Overview of Protected Office Open XML Documents

 

Suppose your application requirement is to programmatically create password “protected” Office Open XML (OOXML) documents.  Or, perhaps the requirement is to programmatically convert a batch of unprotected OOXML documents to password protected ones.  The following information outlines some aspects to consider when implementing for this requirement.

 

If you need to review the OOXML specification format you may do so here, Introducing the Office (2007) Open XML File Formats

. The Microsoft ECMA-376 Implementer notes are located here, www.documentinteropinitiative.org

 

The Microsoft Compound File Binary File Format (MS-CFB) specification may be found here, MS-CFB.  Also, you may review the Office binary file specifications for XLS, DOC and PPT here, Microsoft Office File Format Documents

 

When you create a password protected document in the Office User Interface (UI) you will find that it becomes a Microsoft Compound File Binary File Format (MS-CFB) document (not a ZIP package), though the file extension does not change (e.g., xlsx, docx, pptx).  Subsequently, the UI protected document will open within the Office UI but you cannot rename the file extension to *.zip and browse it with Explorer.  In order to programmatically parse the resultant protected binary document you may refer to the CFB and Office Binary File Specification links above.  You may find more information on Office document encryption here, RC4 CryptoAPI Encryption Password Verification, and here, 2007 Microsoft Office System Document Encryption

 

This is the header for a password protected document created in the Excel UI (CFB document):

0000h: D0 CF 11 E0 A1 B1 1A E1 00 00 00 00 00 00 00 00 ÐÏ.ࡱ.á........

 

This is the header for an unprotected document created in the Excel UI (ZIP package):

0000h: 50 4B 03 04 14 00 06 00 08 00 00 00 21 00 9E 6F PK..........!.žo

(Note, PK are the initials for ‘Phil Katz’ the original author of the PKZIP format)
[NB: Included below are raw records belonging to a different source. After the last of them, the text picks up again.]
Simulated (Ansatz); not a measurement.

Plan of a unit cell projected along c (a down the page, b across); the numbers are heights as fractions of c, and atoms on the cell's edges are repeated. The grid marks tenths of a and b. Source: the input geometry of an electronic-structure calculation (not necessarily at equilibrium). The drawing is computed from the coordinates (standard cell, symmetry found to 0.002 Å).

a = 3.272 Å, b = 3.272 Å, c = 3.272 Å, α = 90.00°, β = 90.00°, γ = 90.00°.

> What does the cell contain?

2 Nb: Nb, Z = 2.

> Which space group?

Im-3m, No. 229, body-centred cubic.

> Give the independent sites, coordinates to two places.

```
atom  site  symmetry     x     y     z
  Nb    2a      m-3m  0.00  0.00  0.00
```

To programmatically create or modify OOXML documents you may use the System.IO.Packaging namespace in .NET to create the documents programmatically, and an example is detailed here, Microsoft Knowledge Base Article 931866.  Or, you may use the Open XML SDK, and there are several examples here, Open XML File Format Code Snippets.  However, at this point in time the Open XML SDK does not provide functionality to open or create files with Compound File protection (CFB document), as detailed above.  In other words, once the document is no longer a zip package it can no longer be opened within the Open XML SDK.  We are looking into ways of improving the SDK to support such scenarios.

 

The example and details below are specific to Excel documents.

 

To programmatically password protect Excel documents you will need to implement the WorkbookProtection Class (and for Word documents this is the DocumentProtection Class, refer to Open XML SDK) , and/or add the workbookProtection element *before* the bookViews element and *after* the workbookPr element. For example:

<?xml version="1.0" encoding="utf-8" standalone="yes" ?>

<x:workbook xmlns:x="**https://schemas.openxmlformats.org/spreadsheetml/2006/main**"\>

<x:fileVersion appName="xl" lastEdited="4" lowestEdited="4" rupBuild="4505" />

<x:workbookPr defaultThemeVersion="124226" />

<x:workbookProtection workbookPassword="xsd:hexBinary data" lockStructure="1" lockWindows="1" />

<x:bookViews>

<x:workbookView xWindow="600" yWindow="525" windowWidth="17895" windowHeight="4560" activeTab="1" />

</x:bookViews>

<x:sheets>

<x:sheet name="My Data" sheetId="1" r:id="rId1" xmlns:r="**https://schemas.openxmlformats.org/officeDocument/2006/relationships**" />

<x:sheet name="Chart" sheetId="3" r:id="rId2" xmlns:r="**https://schemas.openxmlformats.org/officeDocument/2006/relationships**" />

</x:sheets>

<x:calcPr calcId="125725" />

</x:workbook>

For more information about the WorkbookProtection Class refer to MSDN, WorkbookProtection Class

* Also note, the workbookPassword xsd:hexBinary WorkbookPassword Property

 

Note, after implementing the document protection mechanism programmatically the document is not considered secure since the password is stored in plain text in the OOXML document structure and can fairly easily be obtained and/or removed by editing the “workbook.xml” file, under the “xl” folder (or the “document.xml” file for Word, under the “word” folder) in the ZIP package.  By comparison, a Compound File Binary file protected document is considered more secure since the password is stored in an encrypted stream in the CFB file format.

 

For more information regarding ECMA-376 document encryption approaches refer to, Standard ECMA-376 Office Open XML File Formats, as mentioned in [MS-OFFCRYPTO] section 1.3.3.